Every carrier has its own layout, so template-based extraction breaks the first time a new shipping line appears
Documents arrive as scans, phone photos and multi-page PDFs where one B/L is stapled to an invoice and a packing list
Container and seal numbers are among the most frequently misread fields, and the most expensive ones to get wrong
Weights and quantities disagree between the bill of lading, the commercial invoice and the packing list more often than anyone admits
A generic API cannot know your internal project codes, your consignees, or which port pairs are even plausible for this customer
When an extraction is uncertain, an API-only tool has nowhere to put the doubt — so it guesses, and a clean-looking wrong value lands in your TMS
The JSON is the easy part. The rules are the product.

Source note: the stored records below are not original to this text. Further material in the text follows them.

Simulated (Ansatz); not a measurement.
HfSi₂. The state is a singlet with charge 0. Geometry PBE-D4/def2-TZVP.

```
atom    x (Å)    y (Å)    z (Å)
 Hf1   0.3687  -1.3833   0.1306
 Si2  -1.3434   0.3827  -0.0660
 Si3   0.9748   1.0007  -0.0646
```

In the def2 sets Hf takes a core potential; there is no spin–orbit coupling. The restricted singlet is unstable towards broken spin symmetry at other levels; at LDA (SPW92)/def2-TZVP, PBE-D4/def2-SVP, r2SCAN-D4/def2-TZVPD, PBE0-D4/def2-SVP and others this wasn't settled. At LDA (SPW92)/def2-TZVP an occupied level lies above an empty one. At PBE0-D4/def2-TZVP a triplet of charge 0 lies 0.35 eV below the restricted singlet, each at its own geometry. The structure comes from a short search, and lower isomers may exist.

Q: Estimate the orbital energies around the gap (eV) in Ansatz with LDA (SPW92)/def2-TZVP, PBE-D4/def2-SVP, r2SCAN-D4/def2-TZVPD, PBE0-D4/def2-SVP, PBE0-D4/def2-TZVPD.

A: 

Every vendor in this category can turn a bill of lading into fields. What none of them carry is your business logic: the tolerance you accept between the B/L weight and the invoice weight, the consignee that is the same customer under three spellings, the shipment that must never be posted before customs clears. We build that logic into the pipeline — and when it breaks, the document stops in front of a person instead of flowing into your systems as data that looks right.
Extracted fields
What we extract from a bill of lading
These are the fields we map most often. The schema you actually get is the one your operation needs — extraction is built per client, not picked from a dropdown.
Parties
-
Shipper
-
Consignee
-
Notify party
-
Carrier and SCAC code
Shipment
-
B/L number
-
Vessel and voyage number
-
Port of loading (POL)
-
Port of discharge (POD)
-
Place of receipt and place of delivery
-
Date and place of issue
Cargo
-
Container and seal numbers
-
Number and type of packages
-
Description of goods
-
Commodity and HS code
-
Marks and numbers
Commercial terms
-
Gross weight, net weight and measurement (CBM)
-
Freight terms (prepaid or collect)
-
Incoterms
The workflow
How the Zero-Inbox workflow runs
Three steps. The third is the one nobody else in this category sells you.
Capture and extract
The document arrives by email, API or a folder drop — PDF, scan or phone photo. It is classified (bill of lading, commercial invoice, packing list), split when several documents share one file, and the fields are extracted against the schema built for your operation. No templates, so a new carrier is not a new integration.
Apply your rules
The extraction is checked against your business logic rather than a generic plausibility test: does the gross weight agree with the packing list within the tolerance you accept, is this port pair possible for this customer, does the consignee resolve to an account you actually have, is this shipment allowed to be posted yet.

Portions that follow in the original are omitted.